Here's my list. What really gets your goat?
#1 - Books starring Jane Austen, remakes of Jane Austen, retellings of Jane Austen
Keira Knightley has overbitten her way through Elizabeth Bennet. Miniseries have been written in which someone else gets Mr Darcy. For Mansfield Park's sake, they have BROKEN up the MOST ROMANTIC COUPLE in ENGLISH LITERATURE! I am saddened to report that even "decent" authors are getting on the bandwagon. Now that P.D. James and Colleen McCullough have had their turn, they're putting out six new retellings of the novels by the likes of Joanna Trollope and Val McDermid.
Can't you see the woman's exhausted?
#2 - Twilight readalikes
Second ingredient: boy who seems to hate the girl, but really burns for her despite her possessing no apparent personality at all.
Third ingredient: a girl who's new to town, who doesn't have any real friends except the one totally hot guy who's keeping a secret...
Sounds familiar? Oh, it's only about 300 recent books...(The Gathering Dark is one.)
Please don't make me buy any more. I'm begging you.
#3 - Titles that are a play on the character's name
You know what I mean, anyway - books where the main character is actually called Grace, or Faith, or Hope, or Victory, or whatever. Vomitorious.
#4 - Celebrity children's books
Some celebrities can write, apparently. I'm told the Hank Zipzer books by the Fonz aren't too bad, and nor are Jamie-Lee Curtis's. On the other hand - there are Madonna and Jordan, aka Katie Price. At least Jordan doesn't actually write hers. Hilary Duff did write Elixir, starring a young woman struggling with fame, and I mean this nicely, Hilary, but please go back to reading other people's lines. Even Whoopi Goldberg, Steve Martin and Weird Al Yankovic are guilty of some crimes against literature. Funny people, but not good writers. Fifty Cent has written a book. And has anyone read Modelland by Tyra Banks?
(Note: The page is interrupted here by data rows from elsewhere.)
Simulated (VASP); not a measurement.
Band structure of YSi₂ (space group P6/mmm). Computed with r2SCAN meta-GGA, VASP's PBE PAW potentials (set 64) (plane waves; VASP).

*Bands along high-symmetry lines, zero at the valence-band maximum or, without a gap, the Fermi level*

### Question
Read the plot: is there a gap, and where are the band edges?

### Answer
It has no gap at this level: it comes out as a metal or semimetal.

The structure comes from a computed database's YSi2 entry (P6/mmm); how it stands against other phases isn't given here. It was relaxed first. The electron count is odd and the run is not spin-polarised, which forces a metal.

Here's the blurb: "Awkward fifteen-year-old Tookie De La Creme is invited to join the most exclusive modeling school in the world, where she must survive the beastly Catwalk Corridor and the terrifying Thigh-High Boot Camp in order to uncover Modelland's sinister secrets."
I'm putting on my fierce face.
Look out - coming up next, Monica Seles' new series about - yep, a tennis academy. Foul.
#5 - Titles that riff on other titles (that riff on OTHER titles)
Give it a bone, will you? This turkey is well and truly cooked.